Six Thinking Hats

Six Thinking Hats was written by Dr. Edward de Bono. “Six Thinking Hats” and the associated idea parallel thinking provide a means for groups to plan thinking processes in a detailed and cohesive way, and in doing so to think together more effectively.

Although this can be used in groups to aid thinking assigning each person a role has felt restrictive for me. Better example – group assumes all roles at the same time so you move through the different hats together. Also find it useful if going through thinking on my own and avoids falling into favouring your own idea and focussing on yellow and blue hats while missing the others.

Wardley Maps

A Wardley map is a map of the structure of a business or service, mapping the components needed to serve the customer or user. Wardley maps are named after Simon Wardley who claims to have created them in 2005. This form of mapping was first used in Fotango (a British Company) in 2005, within Canonical UK between 2008 and 2010 and components of mapping can be found in the Better For Less paper published in 2010.

Each component in a Wardley map is classified by the value it has to the customer or user and by the maturity of that component, ranging from custom-made to commodity. Components are drawn as nodes on a graph with value on the y-axis and commodity on the x-axis. A custom-made component with no direct value to the user would sit at the bottom-left of such a graph while a commodity component with high direct value to the user would sit at the top-right of such a graph. Components are connected on the graph with edges showing that they are linked.

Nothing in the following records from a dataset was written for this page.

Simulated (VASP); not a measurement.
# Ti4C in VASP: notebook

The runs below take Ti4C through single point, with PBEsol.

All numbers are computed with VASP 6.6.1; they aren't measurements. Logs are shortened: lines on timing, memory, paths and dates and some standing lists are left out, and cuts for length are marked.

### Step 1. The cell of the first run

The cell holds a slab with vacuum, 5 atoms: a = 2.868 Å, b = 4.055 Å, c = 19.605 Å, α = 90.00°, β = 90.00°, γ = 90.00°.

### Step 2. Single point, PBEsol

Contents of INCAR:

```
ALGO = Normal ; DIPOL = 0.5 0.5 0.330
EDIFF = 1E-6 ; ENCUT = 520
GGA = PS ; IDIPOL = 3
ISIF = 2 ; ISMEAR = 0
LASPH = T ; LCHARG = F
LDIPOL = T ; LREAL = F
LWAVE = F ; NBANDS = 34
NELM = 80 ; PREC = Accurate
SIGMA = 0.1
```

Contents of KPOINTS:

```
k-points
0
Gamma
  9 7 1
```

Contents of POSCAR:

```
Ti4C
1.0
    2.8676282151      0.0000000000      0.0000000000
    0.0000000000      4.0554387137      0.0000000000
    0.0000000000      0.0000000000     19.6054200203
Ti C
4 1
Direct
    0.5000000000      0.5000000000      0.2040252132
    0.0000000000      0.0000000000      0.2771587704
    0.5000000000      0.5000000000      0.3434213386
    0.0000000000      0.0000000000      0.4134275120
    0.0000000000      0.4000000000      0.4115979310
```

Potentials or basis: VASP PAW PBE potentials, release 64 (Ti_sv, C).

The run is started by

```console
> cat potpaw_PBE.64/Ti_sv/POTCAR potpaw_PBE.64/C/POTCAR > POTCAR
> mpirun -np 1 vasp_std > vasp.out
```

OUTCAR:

Much of the theory of Wardley mapping is set out in a series of 19 blog posts and a dedicated wiki called Wardleypedia. As use of the technique has broadened to new institutions and been used to map new things the application of the technique in practice has drifted from the original vision.

Wardley Map Example


Capture, organize, synthesize

Takeaway from a Mozilla user study studying how people find, save and share things on the web:

  1. Capture as much as possible. Capture without judgment: your thoughts are more valuable than paper. Externalize what you learn. Once an idea is captured in a tangible form you can begin surveying and manipulating it.
  2. Organize only after you capture. Filter, but don’t delete irrelevant information. Computers are big enough to search and store everything. Make them manage it.
  3. Synthesize into new meaning. Re-contextualize what you learn. This is the creative act. Experience becomes art, notes become a novel.

Most creative bottlenecks happen when you try to organize and synthesize before you capture. Spread it all out before you try to arrange it.

Many creative tools are designed for organizing first. Name the file before you can write in it. Create your Photoshop layer before you can draw on it. This causes friction.